He was also responsible for having the traditional religion of the Dayaks recognised as an official religion in Indonesia. This required a certain sleight of hand. One of the five principles upon which the Indonesian constitution is founded is tolerance for the major world religions such as Christianity, Islam, Buddhism and Hinduism.
The Dayak religion is really shamanistic and animistic, but by a little sleight of hand, Tjilik Riwut had it renamed, Hindu Kaharingan. While I am not an expert, it seems to me to have almost no common features with Hinduism .(Whereas in Bali, of course, the religion is recognisably Hindu.) But by renaming it as such, he hoped to give it equal prestige with the other religions and thus ensure its survival.
As with other animistic religions (as with the Australian aborigines for example), the Dayaks believe that certain places are imbued with sacred power and often incorporate legends about ancestors and the spirit world. Conspicuous outcrops of rocks are often held to be sacred.
Just a few kilometres up Tjilik Riwut Highway from where BCU school is situated, there is a collection of rocks known as Bukit Batu. These rocks were very important to young Tjilik Riwut who lived nearby. He often went to visit these rocks to meditate and gain strength and wisdom.
After having read Iga’s account of the sacred rocks, I was very eager to see them, and more, to experience them. Was there some sacred power there that I would feel? Would I have some dramatic and transformative experience?
The Expedition
So, one Sunday, an expedition was arranged. I was accompanied by Iga and her friend Fenny, students at the school, and by Hestu (from Java) and Emilie (from France), teachers at the school. We drove up Tjilik Riwut Highway for an hour to Bukit Batu.
The rocks were quite a busy place. Obviously it is a popular Sunday spot for people from roundabout and there were lots of people picnicking as well as clambering about on the rocks.

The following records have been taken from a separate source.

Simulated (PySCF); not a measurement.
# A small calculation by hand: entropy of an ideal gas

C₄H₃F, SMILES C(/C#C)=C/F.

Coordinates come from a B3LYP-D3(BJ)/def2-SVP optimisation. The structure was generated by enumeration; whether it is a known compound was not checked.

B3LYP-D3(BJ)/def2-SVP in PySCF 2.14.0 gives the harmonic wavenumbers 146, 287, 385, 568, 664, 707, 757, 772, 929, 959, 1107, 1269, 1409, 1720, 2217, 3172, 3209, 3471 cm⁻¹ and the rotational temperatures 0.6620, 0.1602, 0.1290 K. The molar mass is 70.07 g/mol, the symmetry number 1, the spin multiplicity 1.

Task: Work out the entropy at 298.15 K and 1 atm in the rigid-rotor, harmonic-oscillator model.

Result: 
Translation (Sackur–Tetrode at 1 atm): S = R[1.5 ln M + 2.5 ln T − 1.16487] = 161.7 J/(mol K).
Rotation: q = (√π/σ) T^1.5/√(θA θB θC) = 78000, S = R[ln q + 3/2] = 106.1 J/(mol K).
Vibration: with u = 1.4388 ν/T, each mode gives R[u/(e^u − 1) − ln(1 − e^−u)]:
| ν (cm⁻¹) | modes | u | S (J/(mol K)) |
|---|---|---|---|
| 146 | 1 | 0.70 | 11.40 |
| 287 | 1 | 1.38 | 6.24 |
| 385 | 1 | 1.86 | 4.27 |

Bule (foreigners, white eyes) are common enough in this part of Borneo and I generally do not attract too much attention, but the sight of a decrepit old man accompanied by four vibrant and attractive young women was a cause of curiosity and we soon had a crowd of enthusiastic observers following us about.
We went around the rocks and visited the various sacred spots, accompanied by a young guide. At this particular place you could gather wisdom. At another place you could gather strength. Then we came to perhaps the most famous and important place in the whole collection of rocks, a cleft between two rocks, which you are supposed to squeeze between. You make a wish and if you get through, your wish will be granted.
The guide went first and got through quite easily. Then Iga and Emilie got through. Wisely, Hestu and Fenny did not essay the ordeal. Now, the gathered crowd, numbering several hundred, waited with bated breath. Would the aged bule, no longer as slim as he once was, also try to squeeze though the cleft? I felt it would be a severe loss of face if I did not. I felt I could not let down my nation and my people and so I tried to squeeze between the rocks.
To the great excitement and amusement of the crowd I was soon stuck fast. I could not go forward and I could not go back. Then ensued a scene of great, hilarity, if you were not the one in the centre of it. One young woman pushing from behind, another young woman pulling from in front, the guide shouting out instructions (to pull in my stomach, lower my bum) and Emilie exhorting me to pray. Probably it was the prayer that did it, and I squeezed through and popped out the other side like toothpaste out of a tube.
I was shaken. I was exhausted. I was trembling, embarrassed and humiliated. I felt I had lost all face. I had no more face. I was faceless. On top of everything else, I realised I had forgotten to make a wish before entering the cleft and my ordeal had been in vain, totally pointless.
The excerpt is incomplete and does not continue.